Recording

Commit volatile memory to persistent append-only log

0%

Invariants in LevelDB algorithm

Recently, I write a LevelDB implementation in Go. In this post, I summarize
some invariants in algorithm used by LevelDB implementations.

Sequence Number

Sequence number is a monotonically increasing 56 bits integer value. Every
time a key is written to LevelDB, it is tagged with a sequence number one
larger than sequence number tagged with previous key written to LevelDB.
If two entries in LevelDB have same user level keys, the one with larger
sequence must shadow the other.

Sorted Memory Tables

Writes are first recorded in a mutable memory table. If that memory table is
full, it is marked as immutable and a new memory table is created to record
writes. The memory table marked as immutable is then compacted to a sorted
disk table in level 0 and deleted. Thus we conclude that:

If a key appears in mutable memory table, it is newest. Otherwise, if it
appears in immutable memory table, it is newest.

Compaction

When an immutable memory table is compacted to a sorted table in Level 0, it
is assigned with a file number larger than all existing file numbers in this
Level. Thus we have:

Entries stored in newer file in Level 0 shadow entries with same user keys
in older files.

When there are too many files in Level 0 or too many data in Level 1 or above,
we start level compaction. In level N compaction, we select a file set from
level N, such that no remaining files overlap this file set in user key level.
Then we compact this file set with all overlapping files from level N+1, and
produce sorted tables in level N+1. Thus we conclude to two invariants.

No files in level 1 or above overlap other files in the same level.
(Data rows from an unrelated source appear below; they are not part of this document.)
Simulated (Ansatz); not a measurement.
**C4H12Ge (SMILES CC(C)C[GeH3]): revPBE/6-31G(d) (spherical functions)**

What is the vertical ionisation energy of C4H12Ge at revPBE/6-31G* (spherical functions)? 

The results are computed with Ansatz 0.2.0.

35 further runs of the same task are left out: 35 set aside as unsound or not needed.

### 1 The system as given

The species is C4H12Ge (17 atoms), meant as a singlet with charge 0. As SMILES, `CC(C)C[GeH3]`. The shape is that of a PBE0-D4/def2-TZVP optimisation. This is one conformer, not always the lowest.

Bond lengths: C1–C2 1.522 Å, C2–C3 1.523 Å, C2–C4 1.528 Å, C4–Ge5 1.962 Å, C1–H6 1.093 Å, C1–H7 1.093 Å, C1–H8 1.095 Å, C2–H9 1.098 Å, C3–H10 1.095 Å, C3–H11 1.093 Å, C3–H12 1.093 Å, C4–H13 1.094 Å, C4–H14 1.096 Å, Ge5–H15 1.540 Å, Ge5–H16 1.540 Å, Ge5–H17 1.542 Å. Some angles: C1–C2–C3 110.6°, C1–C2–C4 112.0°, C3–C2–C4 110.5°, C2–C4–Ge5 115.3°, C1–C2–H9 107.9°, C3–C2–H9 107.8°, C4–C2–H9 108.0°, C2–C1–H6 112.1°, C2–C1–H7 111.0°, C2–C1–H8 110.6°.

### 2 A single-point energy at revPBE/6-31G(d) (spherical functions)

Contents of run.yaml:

Entries stored in level N shadow entries with same user keys above level N.

Snapshot

Snapshot in LevelDB is represented by a sequence number. When retrieving entries
from a snapshot, entries whose sequence number are larger than the snapshot’s
are ignored. In compaction, we record the smallest sequence number among alive
snapshots, and we never delete keys shadowed only by entry with sequence number
larger that this smallest sequence number. After enforcing these restrictions
on retrieve and compaction, we guarantee that:

The state a snapshot captured is frozen in its creation time.

Get

According to invariants we guarantee, we first search mutable memory table,
then immutable memory table, then sorted tables in level 0 from newest to
oldest, then sorted tables in level 1 and above. If we find a write for the
key, we can return the result to caller without further searching.

Iteration

Entries in memory tables and disk level tables may overlap each other. But
files in level 1 and above have no overlapping files in same level. So we
concatenate files in level N to form level iterator for level N. Then we
merge those iterators with iterators from memory tables, level 0 tables to
construct iterator over a whole LevelDB database. In iteration, we filter
out entries shadowed by larger sequence number.

Optimizations

Implementations can make their private optimizations without break those
invariants. One such optimization in offical C++ implementation is that
immutable memory table can be compacted to level 1 or above if it is not
overlapping with younger level. Aggressive optimization, for example,
concurrent compaction is also possible.